Torah tidbits

What's Still with Us?
With the Jewish date approaching mid-Sivan, a major "busy" section of the calendar is behind us. Pesach and Shavuot were linked by the counting of the Omer, and they sandwiched between them Yom HaSho'a, Yom HaZikaron, Yom HaAtzmaut, Pesach Sheini, Lag BaOmer, Yom Yerushalayim, 3 days of Rosh Chodesh, BaHa"B, and the 3 Preparatory Days (for receiving the Torah). Each special day had its special prayers and/or observances and/or thoughts and feelings.

A lot of detail stays behind us. But a lot of the thinking and feeling stays with us, or at least, SHOULD stay with us. And we have to be perceptive enough to know what to keep with us all year long.

Back to the Seder for a moment. In every generation, a person must see it as if he himself came out of Egypt. In other words, don't view the Exodus as a once-upon-a-time story, but rather as a fresh experience that happened to you.

Y'tzi'at Mitzrayim is so central to Torah and mitzvot, that it always must be fresh in our minds, and personalized by each of us, so that it has the proper effect on us and the way we live as Jews.

Similarly, BAYOM HAZEH... teaches us that Torah must be fresh in our eyes as if it was given today. This too is a necessary attitude for proper learning and observance of Torah.

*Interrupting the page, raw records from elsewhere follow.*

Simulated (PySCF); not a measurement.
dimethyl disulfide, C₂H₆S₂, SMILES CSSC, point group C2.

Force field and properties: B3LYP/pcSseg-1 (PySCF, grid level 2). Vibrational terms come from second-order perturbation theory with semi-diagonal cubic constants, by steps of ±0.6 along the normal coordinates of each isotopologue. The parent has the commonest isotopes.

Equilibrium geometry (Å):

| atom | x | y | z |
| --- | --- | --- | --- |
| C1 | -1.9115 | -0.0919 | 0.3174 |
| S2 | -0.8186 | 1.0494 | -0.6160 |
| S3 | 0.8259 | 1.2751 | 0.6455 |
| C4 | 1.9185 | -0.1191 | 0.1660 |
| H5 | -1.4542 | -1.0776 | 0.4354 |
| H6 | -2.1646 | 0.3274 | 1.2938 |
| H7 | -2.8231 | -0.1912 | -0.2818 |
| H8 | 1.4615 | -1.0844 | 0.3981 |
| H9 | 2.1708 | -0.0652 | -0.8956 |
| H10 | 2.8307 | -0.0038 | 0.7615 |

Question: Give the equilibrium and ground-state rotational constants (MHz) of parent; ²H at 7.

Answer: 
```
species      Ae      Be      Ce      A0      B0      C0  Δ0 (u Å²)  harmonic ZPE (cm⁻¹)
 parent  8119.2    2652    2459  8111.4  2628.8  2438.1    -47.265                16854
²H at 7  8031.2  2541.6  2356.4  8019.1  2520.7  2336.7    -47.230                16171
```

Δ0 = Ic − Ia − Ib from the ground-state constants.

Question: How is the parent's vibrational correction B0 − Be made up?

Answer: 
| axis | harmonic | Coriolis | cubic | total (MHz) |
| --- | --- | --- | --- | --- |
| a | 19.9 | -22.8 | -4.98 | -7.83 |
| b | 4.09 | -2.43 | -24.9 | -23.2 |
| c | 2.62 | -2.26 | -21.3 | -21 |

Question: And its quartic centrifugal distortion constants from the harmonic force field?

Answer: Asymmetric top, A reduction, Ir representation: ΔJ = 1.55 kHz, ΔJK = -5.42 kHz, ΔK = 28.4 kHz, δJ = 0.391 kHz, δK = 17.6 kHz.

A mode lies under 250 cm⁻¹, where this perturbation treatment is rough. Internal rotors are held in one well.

Back to the Seder. The question-answer method of transmission of Judaism from one generation to the next is our year-round style of education, not a 1-night experience. In every generation, enemies rise to vanquish us, but G-d saves us from their hands. This too must not be left behind when we put the Pesach dishes away. This is an all-year, lifelong "policy" of Jewish life.

Yom HaShoa might give us the ability to focus on the Holocaust and other episodes in Jewish History, but the Holocaust's impact upon us requires our attention, thoughts, resolutions, all the time.

The awareness of the cost in lives, of the sacrifices that accompanied the establishment of a Jewish State in Eretz Yisrael and the reunification under Jewish auspices of Jerusalem should be with us always, not just marked annually. 

There really isn't anything that we commemorate once a year that has no place in our consciousness all year long. With the counting of the Omer and Shavuot behind us, a personal stock-taking is appropriate for each of us.